Do you hate to bargain? If you're
like most people, you were taught that bargaining over price is not polite.
There are times, however, when getting past that message definitely works to
your advantage--and negotiating with buyers to sell your own home is one of
them!
Negotiating effectively can be the difference between a
quick, satisfactory sale and still owning your house months after you posted
your "For Sale" sign.
Negotiating
101
People are used to paying the sticker
price for most things. We don't offer to pay the grocer less than the posted
price for lettuce. We may ask a TV salesperson if the model we’re thinking
about buying will go on sale anytime soon, but that's about the extent of our
department store bargaining. When it comes to bigger purchases like cars and
homes, we bargain--but when negotiations begin to go awry we don't know what to
do.
Even when you are offering the "deal of a lifetime,"
virtually every potential homebuyer will initially offer less than your asking
price. So before you put your house on the market, figure out how you can
factor this knowledge into your price in order to cover yourself on the points
you think potential buyers may make to justify offering less money.
For example, if the carpet in your home needs replacing, you
might offer a carpet allowance and include room in your price to cover most or
all of it. Include some room in your asking price to pay for the costs of
moving twice should the buyer want possession before the new home you're buying
is ready. Having a little extra in your price can make coming down a bit a lot
less painful.
Avoid
Getting Pushy or Emotional
Failed negotiations are the main
cause for failed home sales, and pushing buyers for a quick closing or getting
emotional are two big reasons sales fall through. Take time to read and
consider all offers carefully. If a potential buyer has offered less than full
price because of needed repairs, be sure that the cost of the repairs equals
the amount deducted. You may come out ahead by making the repairs yourself and
sticking to your price.
We all become attached to our homes, but remember that when
you're selling it, your house is a commodity that holds no fond memories for
potential buyers. Don't take offense if they don’t care for your taste in paint
colors or carpet.
Handling
Offers to Purchase
An offer to purchase is a contract
that the buyer presents and hopes the seller will agree to and sign. An offer
to purchase should include the price the buyer is willing to pay, the amount of
the down payment and how the balance will be financed, and the number and type
of home inspections to be performed. It should also define the closing costs
and who pays for them, any personal property included in the purchase, repairs
the buyer wants the seller to perform, and dates for closing the sale and
transferring physical possession. An offer to purchase should describe
conditions under which the proposed contract may be cancelled and a means for
settling disputes.
You have two options for handling an offer to purchase: You
can accept the offer as presented or make a counter offer, either by crossing
out the terms you find unacceptable and writing in your own terms or by writing
an entirely new contract using your terms.

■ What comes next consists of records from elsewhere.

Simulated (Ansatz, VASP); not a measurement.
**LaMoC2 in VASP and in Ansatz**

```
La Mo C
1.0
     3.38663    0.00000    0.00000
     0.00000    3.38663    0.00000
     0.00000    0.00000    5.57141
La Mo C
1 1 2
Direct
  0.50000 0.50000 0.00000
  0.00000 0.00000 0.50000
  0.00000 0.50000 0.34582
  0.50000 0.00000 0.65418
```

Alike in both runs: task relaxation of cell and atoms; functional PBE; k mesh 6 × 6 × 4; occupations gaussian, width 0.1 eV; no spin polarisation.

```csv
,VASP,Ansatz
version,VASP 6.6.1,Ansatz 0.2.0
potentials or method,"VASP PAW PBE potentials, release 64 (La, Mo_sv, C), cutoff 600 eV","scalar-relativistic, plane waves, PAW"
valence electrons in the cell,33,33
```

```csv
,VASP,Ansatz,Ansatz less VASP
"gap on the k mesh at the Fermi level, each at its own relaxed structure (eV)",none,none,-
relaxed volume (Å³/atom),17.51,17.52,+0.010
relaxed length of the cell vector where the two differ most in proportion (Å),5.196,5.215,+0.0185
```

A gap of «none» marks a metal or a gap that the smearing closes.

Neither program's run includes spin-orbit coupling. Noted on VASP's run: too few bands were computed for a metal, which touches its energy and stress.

If you accept the buyer's offer without changing anything,
the offer becomes a contract. If you make changes, the buyer is not bound to
sign the revised or new offer, and the offer does not become a contract unless
the buyer agrees to the changes you proposed.
Contingencies
Can Be Deal Killers
In a seller's ideal world, the buyer
will have already lined up financing, will refrain from requesting inspections
and will present you with a contingency-free offer to purchase.
News flash: This isn't an ideal world, and unfortunately,
most contingencies in real estate contracts benefit the buyer.
All standard real estate contracts give buyers the right to
have the property they have offered to purchase inspected using their
inspectors of choice. If their inspectors find problems, buyers can often
abandon the contract without penalty (based on contract terms). An inspection
that gives buyers a reason to abandon the contract (such as finding termite
damage you didn't repair because you didn't know it existed) returns
negotiations to square one.
However, a less-than-satisfactory inspection doesn't have to
kill the sale. You can always lower your price by the amount the inspector
estimates repairs will cost. If you doubt the competence of the inspector the
buyer chose, you can always hire another firm to perform the same inspection.
If your inspector's findings are different, you can use that to renegotiate
terms. Even if that doesn't work and your buyer walks away, you'll have an
inspection report you can show to other potential purchasers.
If your sales contract is contingent upon your buyer
obtaining sufficient financing and the buyer isn't able to do that, the deal
will fall through.
One final word of warning about contingencies: If your buyer
wants to make the offer to purchase contingent upon first selling an existing
home, make sure that the contract includes a release clause that allows you to
sell to another buyer who presents an offer without contingencies.